If no more AI safety work is necessary, that means that there is nothing we can do to significantly increase the chance of FAI over UFAI.
I could be almost certain that FAI would win because I had already built one. Although I suspect that there will be double checking to do, the new FAI will need told about what friendly behavior is, someone should keep an eye out for any UFAI ect. So FAI work will be needed until the point where no human labor is needed and we are all living in a utopia.
I could be almost certain that UFAI will win. I could see lots of people working on really scary systems and still not have the slightest idea of how to do make anything friendly. But there would still be a chance that those systems didn’t scale to superintelligence, that the people running them could be persuaded to turn them off, and that someone might come up with a brilliant alignment scheme tomorrow. Circumstances where you can see that you are utterly screwed, yet still be alive, seem unlikely. Keep working untill the nanites turn you into paperclips.

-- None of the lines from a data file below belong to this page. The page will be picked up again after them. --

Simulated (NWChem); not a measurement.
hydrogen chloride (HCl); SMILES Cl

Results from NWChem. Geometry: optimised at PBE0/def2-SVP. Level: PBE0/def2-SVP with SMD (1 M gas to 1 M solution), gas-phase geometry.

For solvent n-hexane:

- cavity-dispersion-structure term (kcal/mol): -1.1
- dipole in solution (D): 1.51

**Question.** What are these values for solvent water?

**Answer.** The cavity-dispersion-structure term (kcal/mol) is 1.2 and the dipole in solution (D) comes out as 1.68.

Alternatively, it might be clear that we aren’t getting any AI any time soon. The most likely cause of this would be a pretty serious disaster. It would have to destroy most of humanities technical ability and stop us rebuilding it. If AI alignment is something that we will need to do in a few hundred years, once we rebuild society enough to make silicon chips, its still probably worth having someone making sure that progress isn’t forgotten, and that the problem will be solved in time.
We gain some philosophical insight that says that AI is inherently good, always evil, impossible ect. It’s hard to imagine what a philosophical insight that you don’t have is like.
Machine learning works fine on non adversarial inputs. If you train a network to distinguish cats from dogs, and put in a normal picture of a cat, it works. However, there are all sorts of wierd inputs that look nothing like cats or dogs that will also get classified as cats. If you give the network a bunch of bad situations, and a bunch of good, (say you crack open a history textbook, and ask a bunch of people how nice various periods and regimes were.) then you will get a network that can distinguish bad from good within the normal flow of human history. This doesn’t stop there being some wierd state that counts as extremely good. Deciding what is and isn’t a good future depends on the answers to moral questions that haven’t come up yet, and so we don’t have any training data for questions involving tech we don’t yet have. This can make a big difference. If we decided that uploaded minds do count morally, we are probably going for an entirely virtual civilization, one an anti uploader would consider worthless. If we decide that mind uploads don’t count morally, we might simulate loads in horrible situations for violent video games. Someone who did think that uploaded minds mattered would consider that an S risk, potentially worse than nothing.
Human level goals are moderately complicated in terms of human level concepts. In the outcome pump, “get my mother out of the building” is a human level concept. I agree that you could probably get useful and safeish behavior from such a device given a few philosopher years. Much of the problem is that concepts like “mother” and “building” are really difficult to specify in terms of quantum operators on quark positions or whatever. The more you break human concepts down, the more edge cases you find. Getting a system that would explode the building is most of the job.
The examples of obviously stupid utility functions having obviously bad results are toy problems, when we have a better understanding of symbol grounding, we will know how much the problems keep reappearing. Manually specifying a utility function Might be feasible.